Young boy doesn't cut it. Young boy could be any age from three to eighteen, maybe even older for some.
What did you think of the story/dialogue and stuff?
I think the more important question is what comes first? Story or format? As for myself, when a new batch of scripts hits the board I glance them over looking at the "format" first. If a script looks sloppily written I instantly pass on it and go to the ones that look properly formatted.
With that said, I'm sorry to say you script looks sloppy as Hell for lack of a better term. Big blocks of text, orphans and widows running amuck, etc, etc.

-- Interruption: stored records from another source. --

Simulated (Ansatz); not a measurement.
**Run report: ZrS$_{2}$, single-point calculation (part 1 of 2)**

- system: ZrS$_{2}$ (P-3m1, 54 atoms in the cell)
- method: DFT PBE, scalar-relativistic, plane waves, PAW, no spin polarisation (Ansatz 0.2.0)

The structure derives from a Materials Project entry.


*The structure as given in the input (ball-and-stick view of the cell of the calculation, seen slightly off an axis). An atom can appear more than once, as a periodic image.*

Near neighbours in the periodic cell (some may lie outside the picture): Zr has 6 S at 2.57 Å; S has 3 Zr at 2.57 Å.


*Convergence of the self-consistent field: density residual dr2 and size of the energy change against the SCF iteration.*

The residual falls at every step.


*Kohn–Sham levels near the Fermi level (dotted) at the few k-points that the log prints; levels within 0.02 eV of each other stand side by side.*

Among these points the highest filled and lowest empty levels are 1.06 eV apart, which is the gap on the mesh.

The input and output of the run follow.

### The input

You could have a great story there, but I doubt you'll find many readers who'll plod through it as it stands right now. I don't say this to be harsh. I'm just being brutally honest.
Look over some other "good" scripts on this site and compare them to Red Hill Blazers. Hopefuly you see the mistakes.
Yeah exactly. I'm not interested in your story, nor the dialogue. I rarely am even when written well. I've helped you out. From the clues given you can rewrite your whole screenplay to make it more readable. Then the next reviews you get will be more favourable, people may even be able to read the story.
You're young and have a lot of learning to do. Don't take the criticism harshly. Writing a screenplay to a professional standard is not easy.
If your argument is that you only write for pleasure, then you don't need criticism. You don't need to ask for reviews at all. I did it like that for over twenty years. There isn't anything wrong with it... but the moment you share your work in a place like this, you have taken a leap. You're telling us that you want to do it just like the pro's do. Unfortunately, you still have stuff to learn. Take what I've said and use it to improve.